DVD Review: The Old Dark House

★★★★☆

On a dark and stormy night, self-conscious genre tropes abound in James Whale’s riotously fun 1932 gothic chiller The Old Dark House. Five people find themselves stuck overnight in a creepy old mansion, tenanted by a bizarre brother and sister, their decrepit father and a monstrous butler played by the inimitable Boris Karloff.

Bickering couple Philip and Margaret Waverton (Raymond Massey and Gloria Stuart) are lost driving through Wales at night, accompanied by their louche friend Penderel (Melvyn Douglas) cracks wise in the bag. The torrential downpour causes the hillside to collapse, blocking the road, so the trio seek shelter in the eponymous gothic-styled mansion, later joined by the brash Sir William Porterhouse (a young Charles Laughton) and good-time-gal Gladys (Lillian Bond).

Acrimoniously greeted by mute butler Morgan (Karloff) and later oddball siblings Horace and Rebecca Femm (Ernest Thesiger and Eva Moore), the Wavertons are in for a night they’ll never forget. The Old Dark House was Whale’s second horror film after 1931’s Frankenstein and his return to the genre sees the director leaning fully in to its gothic tropes. Though the earlier film is arguably the more influential, The Old Dark House represents a clear improvement in Whale’s craft, with ambitious camera motion and a greater creation of cinematic space than in Frankenstein, all shot with expressionist lighting and camera angles.

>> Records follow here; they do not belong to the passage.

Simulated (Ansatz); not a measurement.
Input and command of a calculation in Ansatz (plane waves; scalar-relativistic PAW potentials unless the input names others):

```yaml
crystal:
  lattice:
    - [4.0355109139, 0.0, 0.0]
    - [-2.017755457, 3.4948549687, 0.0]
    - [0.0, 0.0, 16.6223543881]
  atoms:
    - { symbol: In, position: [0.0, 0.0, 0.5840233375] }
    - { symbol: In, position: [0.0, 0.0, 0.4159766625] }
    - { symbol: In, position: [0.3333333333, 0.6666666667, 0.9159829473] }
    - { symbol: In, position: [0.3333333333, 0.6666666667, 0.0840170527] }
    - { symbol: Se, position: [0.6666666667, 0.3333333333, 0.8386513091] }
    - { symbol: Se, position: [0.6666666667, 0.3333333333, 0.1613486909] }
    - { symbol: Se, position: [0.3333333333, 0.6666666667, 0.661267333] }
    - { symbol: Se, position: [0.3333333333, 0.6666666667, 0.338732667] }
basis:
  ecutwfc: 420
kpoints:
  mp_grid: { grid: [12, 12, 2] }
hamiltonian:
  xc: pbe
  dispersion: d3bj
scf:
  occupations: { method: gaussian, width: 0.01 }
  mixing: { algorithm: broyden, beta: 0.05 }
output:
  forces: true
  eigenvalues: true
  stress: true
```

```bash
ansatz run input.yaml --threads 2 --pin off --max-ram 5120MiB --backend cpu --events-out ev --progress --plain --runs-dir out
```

The queer gender politics which would come to fruition in Whale’s masterpiece Bride of Frankenstein are in evident gestation here, helped in no small part by Ernest Thesiger’s scene-stealing performance as Horace (Thesiger would later appear in Bride as the subversive Dr. Pretorius). We first meet him descending the house’s dusty staircase as the camera rises to meet him, announcing with a flourish and a double meaning about as subtle as the film’s title, “my name is Femm”.

Horace’s sinful atheism is set against his sister’s moral severity. Proudly declaring her piety above the ‘wickedness’ of her family, Rebecca equates Margaret’s youth and beauty as sinful, prodding at her silk dress and unblemished skin with equal contempt. This generational schism is in many ways the key to the film. Confining the Femms to the decaying past, the house becomes a site for conflict between the inter-war modernity of the Wavertons and the Victorian values of yesterday, now become corrupt and monstrous.

A clear influence on both the family oriented gothic of The Addams Family and the affectionate parody of Cabin in the Woods, The Old Dark House is a classic of horror-comedy. Indeed, part of the reason that Whale’s films have aged so well compared to other entries in Universal’s horror cycle of the 1930s and 40s is his mastery of the genre’s tropes and of horror’s adjacency to comedy. All Whale’s Universal films are funny, but The Old Dark House is fundamentally comic – a shaggy dog story where peril and terror is more gestured towards than fully divulged.